Arab News

Iran regime profits from ‘dirty money,’ Nobel peace laureate says

- Arab News London

The only Iranian to win a Nobel Prize has launched a withering attack on the regime in Tehran.

Shirin Ebadi, 71, the 2003 peace laureate, said the overwhelmi­ng majority of Iranians would get rid of their rulers if they could, and she accused the ayatollahs of profiting from Western sanctions.

“Economic sanctions are not to the benefit of the people. They make the people poor,” she said on Friday.

“However, those who are close to the regime benefit from economic sanctions because it gives them the opportunit­y to gain dirty money. So it’s good for them.”

With enough internatio­nal pressure other than sanctions, Iran’s rulers could be forced from power, Ebadi said.

“In my view, it’s very likely, because at the beginning of the revolution, 90 percent of the Iranian population wanted this regime. Now, if you took another poll through free elections, you would see that 90 percent of people don’t want the regime anymore.

“The world has to do things which weaken the Iranian government.”

Ebadi, who has lived in exile in the UK since 2009, said she had doubts about the 1979 Iranian revolution almost from the start.

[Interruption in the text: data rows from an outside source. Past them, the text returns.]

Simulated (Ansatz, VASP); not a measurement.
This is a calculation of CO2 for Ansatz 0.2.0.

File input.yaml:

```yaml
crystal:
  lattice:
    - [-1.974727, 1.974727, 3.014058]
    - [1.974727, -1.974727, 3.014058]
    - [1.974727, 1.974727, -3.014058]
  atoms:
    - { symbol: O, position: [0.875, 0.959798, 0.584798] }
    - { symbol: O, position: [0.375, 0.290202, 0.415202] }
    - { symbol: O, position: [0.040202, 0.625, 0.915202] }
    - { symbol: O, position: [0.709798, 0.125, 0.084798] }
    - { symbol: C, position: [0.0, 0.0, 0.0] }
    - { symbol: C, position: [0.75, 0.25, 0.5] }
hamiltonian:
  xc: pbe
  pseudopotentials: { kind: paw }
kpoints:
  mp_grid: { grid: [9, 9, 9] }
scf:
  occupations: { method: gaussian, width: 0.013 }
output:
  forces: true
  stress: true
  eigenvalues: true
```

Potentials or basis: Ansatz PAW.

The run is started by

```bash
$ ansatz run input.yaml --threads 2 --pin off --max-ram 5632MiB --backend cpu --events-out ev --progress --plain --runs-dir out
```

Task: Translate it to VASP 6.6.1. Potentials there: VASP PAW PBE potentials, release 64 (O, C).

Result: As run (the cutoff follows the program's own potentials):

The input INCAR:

“It started a day after the revolution, when in a five-minute court session they sentenced to death the heads of the previous regime, and executed all of them on the rooftop of the school where Ayatollah Khomeini was residing.”

Iran’s current leader, Ayatollah Ali Khamenei, said on Friday that chants of “Death to America” would continue. They were directed at President Donald Trump, Secretary of State Mike Pompeo and National Security Adviser John Bolton, he said. “It means death to America’s rulers ... we have nothing against the American people.”